Some people would say there can never be too many museums. I would rephrase that to say there can never be too much art, but there can be too many museums. The U.S. may be there now.
According to recently released information from the Institute of Museum and Library Services, the U.S. has twice the number of museums previously accounted for –Â 35,144 museums nationwide, up from an estimated 17,500 museums in the 1990s. The count is based primarily on IRS 990 forms filed by nonprofit museums, botanical gardens, zoos, aquariums and historical societies between 2009 and 2013, reports the AP. The 1990s method relied only on state museum association records.
Equally interesting and sometimes troubling is the distribution by state and by discipline. The vast number — 48% — are historic sites, societites and houses. Historical societies claim another 7.5%. General and “unclassified” museums are 33%. Art museums? Only 4.5%. I really doubt that all of those historic organizations are sustainable. You can see the chart here.
Geographic distribution is also skewed. In raw numbers, California has the most museums and Delaware the least, lower than Arkansas, North Dakota, Wyoming and Hawaii, which round out the bottom five. New York, Texas, Pennsylvania and Ohio round out the top five. See that chart here.

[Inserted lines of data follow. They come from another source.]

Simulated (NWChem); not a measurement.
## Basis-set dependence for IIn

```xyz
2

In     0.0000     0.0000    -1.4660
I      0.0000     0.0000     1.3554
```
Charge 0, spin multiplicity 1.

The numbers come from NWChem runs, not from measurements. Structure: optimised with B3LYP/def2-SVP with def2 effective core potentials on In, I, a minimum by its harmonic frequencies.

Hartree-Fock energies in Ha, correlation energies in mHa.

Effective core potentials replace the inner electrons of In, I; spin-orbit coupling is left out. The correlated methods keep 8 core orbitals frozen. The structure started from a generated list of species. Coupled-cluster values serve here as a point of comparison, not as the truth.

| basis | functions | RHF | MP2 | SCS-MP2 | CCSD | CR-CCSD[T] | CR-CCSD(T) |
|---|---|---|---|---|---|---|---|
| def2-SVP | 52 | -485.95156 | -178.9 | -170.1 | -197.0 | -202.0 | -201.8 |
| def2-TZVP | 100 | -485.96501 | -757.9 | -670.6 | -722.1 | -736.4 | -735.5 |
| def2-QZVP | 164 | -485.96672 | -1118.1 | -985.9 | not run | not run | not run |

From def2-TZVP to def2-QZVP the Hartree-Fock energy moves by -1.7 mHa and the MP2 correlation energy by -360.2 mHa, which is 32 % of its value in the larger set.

The map showing museums per 100,000 population shows some of the trouble: The most museum-dense states are Wyoming, Maine, Vermont and New Hampshire. The South and Southeast — where populations are growing fastest — are the least dense in museums.
Art museums can helps solve the problem with traveling exhibitions, partnerships and collection-sharing. But not those historical societies, for the most part. I think there will be closures in the coming years.